I love Key West history, especially the music history. There aren’t many Key West historical music figures larger than Fats Navarro. Navarro learned piano at age six and picked up his first trumpet at age thirteen. He graduated from Fredrick Douglas High School and soon left for Orlando, Cincinnati, Kansas City, and on to ‘big band, bebop jazz, trumpet fame’. His meteoric rise ended in New York at age 27. Music students study Fats Navarro’s music today.
The Navarro family house, located in Bahama Village on the corner of Olivia and Thomas, is still owned by the family and one of the family members still lives there. Navarro’s little sister, Delores Navarro James, loved all her brothers but her big brother Fats was very special. He would have breakfast with her and take her to school. He helped her grow up and she loved him very much. It took a long time for her to grieve his loss.

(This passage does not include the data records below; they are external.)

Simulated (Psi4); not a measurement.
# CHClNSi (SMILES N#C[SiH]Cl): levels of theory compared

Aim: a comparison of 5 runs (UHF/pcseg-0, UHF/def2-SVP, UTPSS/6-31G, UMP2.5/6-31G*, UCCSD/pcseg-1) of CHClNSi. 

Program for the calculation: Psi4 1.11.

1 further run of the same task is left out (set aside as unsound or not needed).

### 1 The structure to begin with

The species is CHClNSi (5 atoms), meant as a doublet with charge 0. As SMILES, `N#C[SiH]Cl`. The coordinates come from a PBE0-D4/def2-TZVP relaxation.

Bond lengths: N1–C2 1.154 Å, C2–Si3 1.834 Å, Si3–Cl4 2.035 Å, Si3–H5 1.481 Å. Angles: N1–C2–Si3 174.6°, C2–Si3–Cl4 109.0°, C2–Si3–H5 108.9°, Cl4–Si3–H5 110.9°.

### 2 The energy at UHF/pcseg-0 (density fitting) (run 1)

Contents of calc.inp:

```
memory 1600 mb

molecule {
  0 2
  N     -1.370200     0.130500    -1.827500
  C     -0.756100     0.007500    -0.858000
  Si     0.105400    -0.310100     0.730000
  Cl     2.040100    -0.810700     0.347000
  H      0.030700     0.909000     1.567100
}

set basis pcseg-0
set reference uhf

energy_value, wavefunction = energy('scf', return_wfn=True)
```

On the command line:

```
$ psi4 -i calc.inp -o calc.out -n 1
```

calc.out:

Delores James’ grandson Greg James grew up in her Bahama Village home; his mother could no longer care for him. They had a piano, and he taught himself to play. He could hear a song and quickly pick up the melody on his own. His grandmother discouraged him from learning too much about music. She feared him starting a music career because of her brother’s fate. Many of descendants of Fats Navarro were discouraged or feared music careers. Coffee Butler told me one of the reasons he never left Key West was “I saw what happened to my friend (Fats Navarro).” James persisted and studied music in high school. His teacher, Joe Wilt, was very helpful. James was part of the school choir.
A friend, Edward Pitts, mentored James and help him connect to music teacher, Robin Kaplan. They both saw the talent of this self-taught young musician vocalist and helped him get a scholarship to the famous music teacher’s, Franko Richmond, summer program. He absorbed music knowledge like a sponge from Richmond and continues to use techniques that he learned during that summer. After the summer program, James began teaching piano in the Bahama Village Music Program.
Greg James graduated from Key West High School in 2007. He studied classical vocals at the community college with Emily Lowe from 2008-2010. He says her teaching style left strong impressions and affected his vision of music artistry.
Emily Lowe explained that artistry is like finding a secret room inside yourself. Some find this secret room but leave without really exploring. Others find this secret room inside themselves, and they never leave. They find this is where they need to be – a special place where they can be free, be vulnerable, and really be an artist.
James always felt more comfortable singing than playing piano. Lowe helped him learn to use his voice correctly. He studied classical music, expanding his vocal range. He sang opera and musical theater.
Growing up in Key West was really special … ‘how special’ was not fully understood until he moved away for a time. James moved to Orlando to finish studies at University of Central Florida. He studied, with other students, at Full Sail, learning music production, recording, and the business of music business. This was not the direction he had planned so he moved to Miami and finished his degree, graduating from Florida International University.
When James moved to Miami, he noticed that when he waved to his neighbors or said hello in the morning, there was very little response. It took over a year before his neighbors accepted he was just being nice. It’s hard to explain to those that haven’t grown up in Key West.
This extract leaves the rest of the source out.